The Web
Many archives existed on the Internet before the Web.
You accessed them as follows:
ftp
Run the ftp program.
c ftp.cs.ucla.edu
Connect to some ftp site that you know of.
There is no easy way of bookmarking
or linking to these sites.
People have to build and maintain their own lists
of sites and passwords.
enter userid "anonymous"
enter password (your full email address)
Typing or Pasting all this in every time was VERY tedious.
ls
List files. Plain format, showing list of filenames.
Little or no idea what is in these files.
get index.txt
Get a master file that will explain
what is in the archive.
You have to read it offline and then find what you are
interested in - say a collection of Shakespeare plays.
cd Shakespeare
Go into a sub-category.
get index.txt
Find out what is in there.
get macbeth.txt
Finally get what you are looking for (possibly).
All these files you get end up in random places
on your disk. They are not all stored in a place
like the browser cache, periodically wiped.
Instead, you have to manage them all.
With this user interface, isn't it no wonder that the Internet
never took off!
In fact, there were even worse interfaces.
Some archives were accessible only by commands
embedded in email messages!
There was lots of information and resources online before the Web,
but it simply wasn't "browsable".
You couldn't casually follow links, and move on.
You had to invest lots of effort in everything you looked at.
So it was only used by those who were basically interested
in the technology.
Mass adoption had to wait for a "browsable", "memory-free" user interface.
Mosaic
- Perhaps the most revolutionary program of all time.

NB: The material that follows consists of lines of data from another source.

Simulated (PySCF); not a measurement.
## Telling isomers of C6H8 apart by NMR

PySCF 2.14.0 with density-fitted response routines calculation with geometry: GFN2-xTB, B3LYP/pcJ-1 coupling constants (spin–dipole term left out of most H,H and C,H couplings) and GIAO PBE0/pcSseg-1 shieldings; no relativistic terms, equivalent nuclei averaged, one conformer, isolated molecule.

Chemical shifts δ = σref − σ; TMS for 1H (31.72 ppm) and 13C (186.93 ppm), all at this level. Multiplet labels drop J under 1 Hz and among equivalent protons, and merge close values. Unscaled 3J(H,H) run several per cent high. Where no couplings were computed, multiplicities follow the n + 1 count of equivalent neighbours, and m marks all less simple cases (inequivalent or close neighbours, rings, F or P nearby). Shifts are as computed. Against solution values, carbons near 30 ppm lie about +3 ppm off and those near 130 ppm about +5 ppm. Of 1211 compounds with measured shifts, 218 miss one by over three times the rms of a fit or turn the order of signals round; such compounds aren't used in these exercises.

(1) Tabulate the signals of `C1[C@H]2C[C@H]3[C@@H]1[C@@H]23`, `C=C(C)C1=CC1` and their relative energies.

Combines all of that complexity in a single address:
ftp://ftp.cs.ucla.edu/index.txt
(Berners-Lee's idea),
but crucially, Mosaic makes it mouse-driven.
The above is the address
of a file.
You can bookmark it privately,
or provide a link on your page for others to follow.
No passwords, no typing, just an address.
To view it, you click on this address.
It downloads into temporary file space (browser cache).
Browser maintains this space - you don't have to manage it.
And the final act of beauty:
This file contains within it a description
of what is in the archive, including a link to:
ftp://ftp.cs.ucla.edu/Shakespeare/index.txt
which contains a link to:
ftp://ftp.cs.ucla.edu/Shakespeare/macbeth.txt
You can browse, "graze", and move on,
with no clean-up to be done afterwards.
You can casually follow links with little effort,
no typing, just mouse clicks.
Note: Strictly speaking, Mosaic wasn't the first
mouse-driven web browser.
It was the first that was widely used.
This seems to be because it was the first that:
- ran on Windows, Mac and UNIX
(Berners-Lee's browser was for NeXT)
- was easy to install (a single file)
- was easy to use
(looked like a normal modern app)
- had inline images (Mosaic invented the IMG tag)
For instance, I had heard about mouse-driven (UNIX) web browsers before Mosaic,
but never got around to downloading them
because I didn't see the point of the Web
until I saw Mosaic.
- Hide addresses (hypertext).
- Share the work (people construct links for you to follow).
- Browsable (cache, no passwords).
Index files browsable and discardable.
- Clickable (there were text-based Web browsers before Mosaic,
but they involved
typing numbers to say which link to follow).
A mouse is perfect for once-off,
"discardable" selections like this.
- Readable texts - The text-based browsers
filled the text with
intrusive numbers, so many didn't see the point of the system.
Mouse-clicking on underlined words restores the readability of the text.
- Distributed hypertext - Hypertext had been around for years.
But when hypertext meant you could click
on words in a help system, many said "cute"
but didn't really see the point.
When the click could take you to points in new systems,
suddenly everyone saw the point
and hypertext finally became popular.
- Browsers allow handy organisation
and editing of private bookmarks.
- Not restricted to one interaction - Browsers allow you to spawn off
multiple simultaneous window sessions
while waiting for slow downloads.
(Even today, how many web users have yet to discover Ctrl-N?)
-
Frames
break this model (can't bookmark, have to go through a laborious
process of clicking to get to a page).
- Providing info through Flash or Javascript pop-ups
breaks this model
(again, can't bookmark, have to follow a process to see data
rather than being able to go to it direct).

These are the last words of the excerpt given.